Most data analysis methods are based on developing a model that could be used to recreate the studied data set. Speech recognition systems, for example, are often built around a model that could in principle be used as a speech generator. The success of the recogniser depends heavily on how well the generator can generate realistic speech data.
The speech generators used by most modern speech recognition systems are based on the hidden Markov model (HMM). The HMM is a discrete model. It has a finite number of different internal states that produce different kind of output. Typically there are a couple of states for each phoneme or a pair of phonemes. The whole dynamical process of producing speech is thus modelled by discrete transitions between the states corresponding to the different phonemes.
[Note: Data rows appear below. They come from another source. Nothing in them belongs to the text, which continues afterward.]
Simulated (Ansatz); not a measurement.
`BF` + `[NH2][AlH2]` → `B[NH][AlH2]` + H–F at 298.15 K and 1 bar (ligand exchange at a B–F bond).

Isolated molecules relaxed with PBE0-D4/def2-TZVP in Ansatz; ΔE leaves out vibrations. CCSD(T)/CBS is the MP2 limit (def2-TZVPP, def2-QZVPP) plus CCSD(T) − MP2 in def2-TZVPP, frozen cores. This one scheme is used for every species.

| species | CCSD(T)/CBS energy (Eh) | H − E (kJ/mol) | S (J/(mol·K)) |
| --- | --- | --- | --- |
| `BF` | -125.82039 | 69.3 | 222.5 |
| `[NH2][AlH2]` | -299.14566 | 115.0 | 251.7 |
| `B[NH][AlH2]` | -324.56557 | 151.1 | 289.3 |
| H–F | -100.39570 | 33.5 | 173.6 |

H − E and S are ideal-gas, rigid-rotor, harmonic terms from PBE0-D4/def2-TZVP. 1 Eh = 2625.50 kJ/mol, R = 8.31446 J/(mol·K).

The model of human speech implied by the HMM is not a very realistic one. The dynamics of the mouth and the vocal cord used to produce the speech are continuous. The discrete model is only a very crude approximation of the ``true'' model. A more realistic approach would be to model the data with a continuous model. The process of producing speech is clearly nonlinear and this should be reflected by its model. A good candidate for the task is the nonlinear state-space model (NSSM). The NSSM can be described as the continuous counterpart of the HMM. The problem with models like the NSSM is that they concentrate on modelling the short-term structure of the data. Therefore they are not as such very well suited for speech recognition.
There are speech recognition systems that try to get the best of the both worlds by combining the two different kinds of models into one hybrid structure. Such systems have performed well in several difficult real world problems but they are often rather specialised. The training algorithms for such models are usually based on some heuristic measures rather than on generally accepted mathematical principles.
In this work, a hybrid model structure that combines the HMM with another dynamical model, the continuous NSSM, is studied. The resulting model is called the switching nonlinear state-space model (switching NSSM). The resulting hybrid model has the power of a continuous NSSM to model the short-term dynamics of the data. However, above the NSSM there is still the familiar HMM to divide the data to different discrete states corresponding, for example, to the different phonemes.